Archive for October, 2010

The perfect finish

One of my favourite things about this time of year is enjoying the fresh air when it is cold and crisp outside. I am not an outdoorsy kind of person, and I’m very sensitive to the cold (must be the Caribbean blood in me), but there is something about this time of year that has me yearning for a walk when the weather is right.

It was just such a day – clear and fresh – when we walked around some local haunts and also paid a visit to Secretts farm shop. I love this place, and always get a little over-excited when we go there. As well as having a wonderful array of seasonal produce, they have an amazing cheese counter. It is basically my perfect shop. However, it is not cheap, so B. and I don’t go there too often, otherwise we would be bankrupt!

Nevertheless, it’s great to go there once in a while. As well as picking up two of my favourite cheeses (Godminster Vintage Organic Cheddar and Munster), we wondered amongst the produce, looking at the selection of beets, carrots and root veg.
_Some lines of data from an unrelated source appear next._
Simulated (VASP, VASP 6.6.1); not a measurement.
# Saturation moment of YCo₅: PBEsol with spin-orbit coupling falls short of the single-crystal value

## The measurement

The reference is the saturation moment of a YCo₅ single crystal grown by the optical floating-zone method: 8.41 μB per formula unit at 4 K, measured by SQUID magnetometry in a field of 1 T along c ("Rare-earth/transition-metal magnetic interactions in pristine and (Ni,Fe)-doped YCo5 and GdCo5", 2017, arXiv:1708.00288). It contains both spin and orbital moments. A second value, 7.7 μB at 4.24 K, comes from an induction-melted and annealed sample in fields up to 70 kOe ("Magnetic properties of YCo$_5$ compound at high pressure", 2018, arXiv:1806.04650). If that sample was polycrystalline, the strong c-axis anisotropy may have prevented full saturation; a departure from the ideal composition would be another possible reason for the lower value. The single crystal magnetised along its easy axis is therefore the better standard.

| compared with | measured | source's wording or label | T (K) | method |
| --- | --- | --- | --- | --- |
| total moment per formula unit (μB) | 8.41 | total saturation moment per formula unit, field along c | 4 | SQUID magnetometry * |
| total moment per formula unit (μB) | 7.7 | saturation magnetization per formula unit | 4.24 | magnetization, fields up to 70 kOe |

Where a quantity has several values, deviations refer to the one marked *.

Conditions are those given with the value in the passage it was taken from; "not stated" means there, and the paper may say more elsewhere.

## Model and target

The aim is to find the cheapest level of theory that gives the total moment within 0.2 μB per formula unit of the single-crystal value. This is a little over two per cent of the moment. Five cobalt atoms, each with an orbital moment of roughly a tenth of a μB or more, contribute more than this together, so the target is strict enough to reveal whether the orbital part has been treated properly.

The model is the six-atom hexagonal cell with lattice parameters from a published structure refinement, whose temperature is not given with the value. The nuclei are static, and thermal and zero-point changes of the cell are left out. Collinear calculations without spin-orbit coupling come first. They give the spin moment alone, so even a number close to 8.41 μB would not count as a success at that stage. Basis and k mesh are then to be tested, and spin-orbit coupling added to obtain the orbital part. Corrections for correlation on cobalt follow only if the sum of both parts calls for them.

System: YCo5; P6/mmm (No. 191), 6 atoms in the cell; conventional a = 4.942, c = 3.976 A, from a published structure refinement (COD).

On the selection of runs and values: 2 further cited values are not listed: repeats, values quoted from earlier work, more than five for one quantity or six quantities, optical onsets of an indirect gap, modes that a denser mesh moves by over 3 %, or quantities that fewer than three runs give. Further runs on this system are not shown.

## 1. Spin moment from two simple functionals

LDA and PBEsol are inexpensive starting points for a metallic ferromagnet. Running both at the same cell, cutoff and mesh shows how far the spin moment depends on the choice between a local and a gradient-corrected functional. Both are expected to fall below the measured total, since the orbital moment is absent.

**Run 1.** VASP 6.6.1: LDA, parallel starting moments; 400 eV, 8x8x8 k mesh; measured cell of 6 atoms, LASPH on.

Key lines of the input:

Then we came to the squash and pumpkins.

I’ve already professed my love of squash – colourful autumnal treasures; as well as their appearance, I love their wonderful sweetness and deeply coloured flesh. So when I saw these beauties at the farm shop, I had to buy a selection. They called out to me to turn them into soup – perfect for Halloween or Bonfire Night.

I decided to roast the squash to preserve their sweetness, along with thyme and sage – basically as I did with the butternut squash risotto. To balance out the sweetness I added that wonderful umami flavour by boiling the stock with a Parmesan rind (inspired by this recipe). Finally, I added smoked paprika to round the soup off – it made a huge difference.

This soup sings autumn and is just the thing after a cold day outdoors. The sweetness of the squash hits you first, followed by the comforting smokiness of the paprika and umami notes from the Parmesan. Then, finally,  the heat of the paprika comes through. It’s the perfect warming finish for a cold autumnal day.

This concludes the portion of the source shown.